Photography records luminance — returns images of the surfaces of objects exposed to light in front of the lens. It presents static images, two-dimensional frames sometimes printed on paper. It can register the externals of any thing. Interiores (Interiors) demonstrates, on the other hand, that the photographic can also refer to introspection and thought.
As a spatial concept, interior opposes exterior. What’s inside has been closed, protected or put away. It can lie near or far from the observer, but it’s always separated via a limit, a division, or at least, a difference in lighting.
Inside the exhibition hall at MAMBA and just in front of the entrance hangs the work of Jorge Miño. They are pictures of solid industrial buildings, always empty architectural structures, whose bare lines incarnate the rational, linear thought of design and engineering. On the frontier between the interior and the exterior, the solid and the liquid, the real and the imaginary, the soft contrast of opaque silver and black accentuates these geometric images.
The series De Vuelta a Casa (Back Home) by Herrera, occupying an entire wall, depicts the small details in the living rooms of private houses, which can be imagined, given the clues, as family homes. While the inhabitants remain outside the frame, the objects and the walls of the background indicate which things the owner values and prefers. A certain order exists in these pictures too, as amateur as they look, probably lit by a built-in camera flash and with lines that tend to twist. In Herrera’s images, though, there’s no extant geometric rationalism, but rather a private, internal sense of organization that follows its own logic instead of representing a universal value. The images form irregularly interrupted lines on the wall; they leave abrupt blank spaces, following a mysterious logic.
Goldenstein’s interiors, on the other hand, reveal the details of exhibition spaces in Argentine museums — images of exposed works and the architecture around them. The photographic paper doesn’t distinguish one from the other. Those places have expressly been built for the contemplation of the observer, tidily arranged and lit, and they look like a controlled environment. Nevertheless, both in these images and in Herrera’s pictures, where chance can play a more decisive role, objects seem on the edge of getting a life of their own and of threatening to make their own decisions.
In front of Miño’s photos, the circle closes with the photos of Raúl Flores, shot under the different beds where he slept for a year and that later became the series En Tránsito (In Transit). The site of resting and dreams, the bed paradigmatically represents the idea of interior in the sense of intimacy. Flores’ pictures spy under this always covered space where light doesn’t reach. Sometimes empty, other things hide away from the field of vision. His camera peeps, spies, but it doesn’t light up. It observes, without judging, a space made by chance, not intended to be viewed or discovered.

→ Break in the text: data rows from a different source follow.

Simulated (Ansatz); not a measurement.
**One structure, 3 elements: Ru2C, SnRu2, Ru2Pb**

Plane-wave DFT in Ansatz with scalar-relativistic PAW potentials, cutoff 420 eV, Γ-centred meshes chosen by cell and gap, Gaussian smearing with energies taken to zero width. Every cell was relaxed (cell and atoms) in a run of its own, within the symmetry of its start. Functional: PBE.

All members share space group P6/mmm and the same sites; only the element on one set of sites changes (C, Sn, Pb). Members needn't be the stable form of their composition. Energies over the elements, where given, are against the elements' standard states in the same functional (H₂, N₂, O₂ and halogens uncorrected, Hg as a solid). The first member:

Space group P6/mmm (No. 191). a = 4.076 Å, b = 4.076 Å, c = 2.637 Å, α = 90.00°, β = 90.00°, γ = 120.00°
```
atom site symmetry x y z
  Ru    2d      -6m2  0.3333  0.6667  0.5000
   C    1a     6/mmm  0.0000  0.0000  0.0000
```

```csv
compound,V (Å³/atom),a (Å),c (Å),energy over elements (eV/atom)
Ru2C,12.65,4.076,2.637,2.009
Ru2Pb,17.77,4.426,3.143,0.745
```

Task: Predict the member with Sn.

It would be strange, though fascinating, to find these photos in the pages of a newspaper or magazine because, contrary to what pictures do in the mainstream media, the images from Interiores don’t intend to go out and find reality to document, or to illustrate the news. They seem to register moments, external apparences that refer to private seclusion, to internal thinking and the forms it can take in the details, sometimes minimal, of the surrounding, often tyrannically organized world.